Best practices when writing scrapers
Understand the standards and best practices that we here at Apify abide by to write readable, scalable, and maintainable code.
Every developer has their own style, which evolves as they grow and learn. While one dev might prefer a more functional style, another might find an imperative approach to be more intuitive. We at Apify understand this, and have written this best practices lesson with that in mind.

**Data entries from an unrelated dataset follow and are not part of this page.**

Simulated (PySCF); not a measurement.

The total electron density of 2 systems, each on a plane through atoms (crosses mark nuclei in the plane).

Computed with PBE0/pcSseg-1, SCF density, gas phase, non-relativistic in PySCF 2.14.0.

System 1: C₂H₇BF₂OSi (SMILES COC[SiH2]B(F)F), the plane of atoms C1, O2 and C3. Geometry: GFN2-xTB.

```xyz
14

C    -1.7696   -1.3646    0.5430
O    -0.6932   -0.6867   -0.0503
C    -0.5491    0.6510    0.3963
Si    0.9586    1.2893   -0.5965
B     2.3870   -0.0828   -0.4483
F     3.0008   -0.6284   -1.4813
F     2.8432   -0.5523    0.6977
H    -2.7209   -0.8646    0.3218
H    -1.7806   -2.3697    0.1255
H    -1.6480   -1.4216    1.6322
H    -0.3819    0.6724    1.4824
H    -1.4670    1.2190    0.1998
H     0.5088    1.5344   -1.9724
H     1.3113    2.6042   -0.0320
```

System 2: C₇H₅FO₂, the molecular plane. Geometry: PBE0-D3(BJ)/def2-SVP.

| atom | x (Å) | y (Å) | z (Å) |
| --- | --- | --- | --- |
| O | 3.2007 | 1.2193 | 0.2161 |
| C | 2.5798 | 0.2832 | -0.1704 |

The goal of this lesson is not to force you into a specific paradigm or to make you think that you're doing things wrong, but instead to provide you some insight into the standards and best practices that we at Apify follow to ensure readable, maintainable, scalable code.
Code style
When it comes to your code style when writing scrapers, there are some general things we recommend.
Clean code
Praise clean code! Use proper variable and function names that are descriptive of what they are, and split your code into smaller pure functions.
Constant variables
Define any constant variables that globally apply to the scraper in a single file named constants.js, from where they will all be imported. Constant variable names should be in UPPERCASE_WITH_UNDERSCORES
style.
If you have a whole lot of constant variables, they can be in a folder named constants organized into different files.
Use ES6 JavaScript
If you're writing your scraper in JavaScript, use ES6 features and ditch the old ones which they replace. This means using const
and let
instead of var
, includes
instead of indexOf
, etc.
To learn more about some of the most popular (and awesome) ES6+ features, check out this article.
No magic numbers
Avoid using magic numbers as much as possible. Either declare them as a constant variable in your constants.js file, or if they are only used once, add a comment explaining what the number is.
Don't write code like this:
const x = (y) => (y - 32) * (5 / 9);
That is quite confusing due to the nondescriptive naming and the magic numbers. Do this instead:
// Converts a fahrenheit value to celsius
const fahrenheitToCelsius = (celsius) => (celsius - 32) * (5 / 9);
Use comments!
Don't be shy to add comments to your code! Even when using descriptive function and variable naming, it might still be a good idea to add a comment in places where you had to make a tough decision or chose an unusual choice.
If you're a true pro, use JSDoc to comment and document your code.
Logging
Logging helps you understand exactly what your scraper is doing. Generally, having more logs is better than having fewer. Especially make sure to log your catch
blocks - no error should pass unseen unless there is a good reason.
For scrapers that will run longer than usual, keep track of some useful stats (such as itemsScraped or errorsHit) and log them to the console on an interval.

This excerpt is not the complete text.